Wells Fargo announced on Tuesday that it was able to reach an agreement with Memphis and Shelby County in regards to a discriminatory lending practices lawsuit, which was filed against the bank in December 2009.
The city and county have agreed to drop the lawsuit, according to CBS News, which stated that the mortgage lender allegedly targeted minority communities for predatory practices, which resulted in high-risk subprime loans, which lead to a higher number of foreclosures in those areas.
In return for the case’s dismissal, the bank will invest $7.5 million into the city and county for mortgage down payments and home renovations assistance, and promised to make more than $425 million in mortgages available over the next five years, according to The Wall Street Journal.

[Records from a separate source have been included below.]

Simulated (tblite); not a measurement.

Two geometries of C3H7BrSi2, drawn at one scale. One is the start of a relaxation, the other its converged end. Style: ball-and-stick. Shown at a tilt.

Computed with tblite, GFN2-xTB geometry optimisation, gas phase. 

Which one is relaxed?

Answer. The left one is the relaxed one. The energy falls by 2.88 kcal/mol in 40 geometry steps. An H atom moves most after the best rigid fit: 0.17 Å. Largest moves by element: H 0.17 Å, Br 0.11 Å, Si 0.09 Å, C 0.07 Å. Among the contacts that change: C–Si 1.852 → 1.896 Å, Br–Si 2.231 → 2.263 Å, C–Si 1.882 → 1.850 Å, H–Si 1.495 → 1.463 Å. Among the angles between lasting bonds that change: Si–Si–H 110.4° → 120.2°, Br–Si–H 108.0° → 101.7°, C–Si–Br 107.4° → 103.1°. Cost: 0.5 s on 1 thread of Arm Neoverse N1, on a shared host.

Memphis Mayor A.C. Wharton Jr. stated in a press release about the lawsuit that:
“The condition of the local housing market continues to challenge Memphis and Shelby County significantly, as unoccupied homes and excessive housing inventory weigh heavily on communities.We are pleased to announce this collaborative partnership to get more of these houses reoccupied and increase neighborhood stability.”
Leigh Collier, Wells Fargo regional president for the Mid-South, which includes Memphis, stated of the agreement that:
“We agreed that it was in the best interests of everyone involved to work together rather than to continue to be involved in a protracted legal fight.”
The company’s statement, according to CBS News, still denies the accusations against the bank. In their suit, the plaintiffs stated that:
“Wells Fargo’s disproportionately high foreclosure rate in Memphis’ and Shelby County’s African-American neighborhoods is the result of reverse redlining.”
Bloomberg reports that Wells Fargo still faces a lawsuit, in Baltimore, which began in 2008, and alleges that the lender allowed “illegal and discriminatory mortgage lending,” which caused foreclosures in minority neighborhoods.